I had a go at testing the iPhone 12 Pro Max ProRAW format

Given that I upgraded from a iPhone 11 Pro Max to the 12 Pro Max purely for photography, I was excited as hell to download the latest developer beta and give the ProRAW photo capabilities of the iPhone 12 a run for it’s money.

So far the phone has been fantastic, with the bigger sensor helping me out in dark environments taking pics of my dog with a great deal more detail and a lot lower shutter time (it’s impossible to make a corgi sit still!). But, for the most part I haven’t seen too much of a difference between the iPhone 11 and 12.

With the new Beta on hand, and ProRAW set up and ready to go, I decided to go to a cliff near my place, and see the differences between the two formats, and how good Apple’s ProRAW implementation really is.

Bear in mind ProRAW isn’t instantly going to make your pictures any better from the offset. RAW pictures capture a lot more data, allowing you to edit the picture with less artifact’s from compression algorithms like JPEG.

As such, this is a test to see how your typical images may look should you wish to spend a little more time on them in post-processing rather than snapping and going like you usually would on an iPhone.

The Photos

I chose three photos from the walk, and will include one portrait pic that is not RAW, but one which I was thoroughly impressed with considering it’s surprising quality compared to my A6300 at home. Each photo will look at Apples dynamic range, and the differences between their normal Smart HDR and RAW quality.

Each ProRAW pic was edited in isolation, without looking at the original picture at all, with all pics being editing purely on what I felt looked best. As you’ll see below, all ProRAW pics before editing are dark, but in that photo they contain a lot of data to play with, which I have tried my best to edit to what I remembered seeing at that time.

Pic 1: Sun behind trees in the forest (ultra-wide lens)

iPhone Smart HDR:

r/iphone - I had a go at testing the iPhone 12 Pro Max ProRAW format

ProRAW before edits:

r/iphone - I had a go at testing the iPhone 12 Pro Max ProRAW format

ProRAW with edits:

r/iphone - I had a go at testing the iPhone 12 Pro Max ProRAW format

So here, there’s not too much difference between the two pics. Apart from the added flexibility that the ProRAW format allowed me in regards to changing the white balance and a few hues, most aspects of this picture is the same. I wanted a tiny bit more “drama” in the pic, so I upped the texture and clarity, resulting in a slightly darker take, but otherwise, apart from the extra contrast and different white balance, the two pics almost look identical.

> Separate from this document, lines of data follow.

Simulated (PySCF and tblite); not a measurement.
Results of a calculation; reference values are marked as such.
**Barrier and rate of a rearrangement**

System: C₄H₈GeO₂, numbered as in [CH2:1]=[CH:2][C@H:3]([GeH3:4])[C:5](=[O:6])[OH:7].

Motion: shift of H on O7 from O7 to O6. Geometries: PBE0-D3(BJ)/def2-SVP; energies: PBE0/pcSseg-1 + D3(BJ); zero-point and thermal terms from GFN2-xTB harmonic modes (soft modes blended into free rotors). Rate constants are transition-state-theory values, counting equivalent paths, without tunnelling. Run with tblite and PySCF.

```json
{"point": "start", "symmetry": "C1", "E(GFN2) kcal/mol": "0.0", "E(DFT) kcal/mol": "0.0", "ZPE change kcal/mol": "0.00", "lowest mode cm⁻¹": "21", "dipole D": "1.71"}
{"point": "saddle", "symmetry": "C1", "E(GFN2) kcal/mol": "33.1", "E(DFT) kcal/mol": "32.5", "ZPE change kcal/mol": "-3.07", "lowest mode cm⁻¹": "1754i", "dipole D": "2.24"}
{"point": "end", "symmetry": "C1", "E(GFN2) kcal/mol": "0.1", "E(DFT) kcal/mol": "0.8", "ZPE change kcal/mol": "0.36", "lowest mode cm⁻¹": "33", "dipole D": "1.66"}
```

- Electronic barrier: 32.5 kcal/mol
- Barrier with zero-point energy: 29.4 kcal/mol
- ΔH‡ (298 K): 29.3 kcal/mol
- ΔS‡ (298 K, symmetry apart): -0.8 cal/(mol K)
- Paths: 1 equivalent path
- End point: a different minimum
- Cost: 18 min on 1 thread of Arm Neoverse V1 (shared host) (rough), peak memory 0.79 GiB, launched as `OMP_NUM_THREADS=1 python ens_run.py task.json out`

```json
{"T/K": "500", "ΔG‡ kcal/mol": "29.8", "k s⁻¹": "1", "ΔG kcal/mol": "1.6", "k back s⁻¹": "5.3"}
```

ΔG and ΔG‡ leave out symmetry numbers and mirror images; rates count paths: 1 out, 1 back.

Should I have made these edits to the original pic (not ProRAW) I expect there’d be some pixelation, but as a whole the original Smart HDR really holds up well.

Pic 2: Cliff edge with sun behind trees (ultra-wide lens)

iPhone Smart HDR:

r/iphone - I had a go at testing the iPhone 12 Pro Max ProRAW format

ProRAW before edits:

r/iphone - I had a go at testing the iPhone 12 Pro Max ProRAW format

ProRAW with edits:

r/iphone - I had a go at testing the iPhone 12 Pro Max ProRAW format

Once again, the biggest thing you’re going to notice here is the “Drama” from the sunset. The Smart HDR is a fantastic photo, but whilst it’s accurate, it’s also pretty flat, and doesn’t capture the imagination of what it was like to be walking along that cliff.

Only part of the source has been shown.